By Andrew Nelson | Published May 21, 2019
One of the frequent questions we get asked is, “Who is going to replace Archbishop Wilton D. Gregory?” That’s quickly followed by the second question, “What happens until then?”
After all, Archbishop Gregory is to be installed May 21 as the new spiritual leader of the Archdiocese of Washington, in the nation’s capital. The faithful of Atlanta want to know who will be their new spiritual shepherd.
It is certainly easier to answer the latter question because the process is spelled out in the church’s law books. With the help of the experts in canon law in the Metropolitan Tribunal, we created this chart to explain the process. A cast of different characters is involved: from the senior auxiliary bishop and the little-used college of consultors to a possible Vatican appointment and potentially months of waiting for a new archbishop.
It has been commonly thought once Archbishop Gregory begins his new ministry the usual course of appointment of a diocesan administrator would be followed.

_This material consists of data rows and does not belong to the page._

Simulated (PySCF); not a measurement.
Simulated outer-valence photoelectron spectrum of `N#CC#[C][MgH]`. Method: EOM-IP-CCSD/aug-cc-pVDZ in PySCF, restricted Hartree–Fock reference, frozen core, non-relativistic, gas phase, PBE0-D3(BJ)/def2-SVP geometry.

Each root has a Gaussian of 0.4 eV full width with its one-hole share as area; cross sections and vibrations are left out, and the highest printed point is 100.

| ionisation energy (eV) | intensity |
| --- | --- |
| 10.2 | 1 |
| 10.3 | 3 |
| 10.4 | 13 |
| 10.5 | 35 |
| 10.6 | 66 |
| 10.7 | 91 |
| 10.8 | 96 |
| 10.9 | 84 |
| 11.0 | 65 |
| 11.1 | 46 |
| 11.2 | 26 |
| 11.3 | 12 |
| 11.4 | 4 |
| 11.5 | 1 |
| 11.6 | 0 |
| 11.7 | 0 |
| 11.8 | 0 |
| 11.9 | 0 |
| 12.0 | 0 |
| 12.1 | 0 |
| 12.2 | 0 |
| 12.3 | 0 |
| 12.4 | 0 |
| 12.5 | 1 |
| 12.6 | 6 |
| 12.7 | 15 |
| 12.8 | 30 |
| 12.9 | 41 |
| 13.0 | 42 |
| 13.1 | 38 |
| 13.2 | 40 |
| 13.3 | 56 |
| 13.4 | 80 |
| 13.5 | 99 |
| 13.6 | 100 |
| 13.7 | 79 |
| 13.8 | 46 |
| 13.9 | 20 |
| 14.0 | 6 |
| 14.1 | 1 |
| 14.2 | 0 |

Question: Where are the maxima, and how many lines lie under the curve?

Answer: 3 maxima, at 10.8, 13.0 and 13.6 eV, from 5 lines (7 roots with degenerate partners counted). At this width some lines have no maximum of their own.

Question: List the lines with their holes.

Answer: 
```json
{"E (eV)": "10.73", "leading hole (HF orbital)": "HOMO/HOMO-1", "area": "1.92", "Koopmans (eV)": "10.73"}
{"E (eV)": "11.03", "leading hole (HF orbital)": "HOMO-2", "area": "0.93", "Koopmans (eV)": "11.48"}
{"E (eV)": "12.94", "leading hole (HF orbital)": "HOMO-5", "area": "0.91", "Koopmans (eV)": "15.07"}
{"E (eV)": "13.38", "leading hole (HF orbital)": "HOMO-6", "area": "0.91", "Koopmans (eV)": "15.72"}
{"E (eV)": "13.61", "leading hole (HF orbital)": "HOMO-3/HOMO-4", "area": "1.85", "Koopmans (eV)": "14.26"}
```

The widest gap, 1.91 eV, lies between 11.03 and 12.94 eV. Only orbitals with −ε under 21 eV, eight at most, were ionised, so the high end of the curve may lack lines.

However, right before Archbishop Gregory departed for Washington, it was announced the Atlanta Archdiocese and the Diocese of Savannah had been talking with the Prosecuting Attorneys’ Council of Georgia on the issue of clergy sexual abuse. All three organizations agreed to open church files for a review of reports of sexual abuse in Georgia committed by priests. It remains to be seen if that will change the course of appointing an administrator, as some speculate.
The answer should be revealed within eight days. Canon law requires the senior auxiliary bishop during that time convene the college of consultors.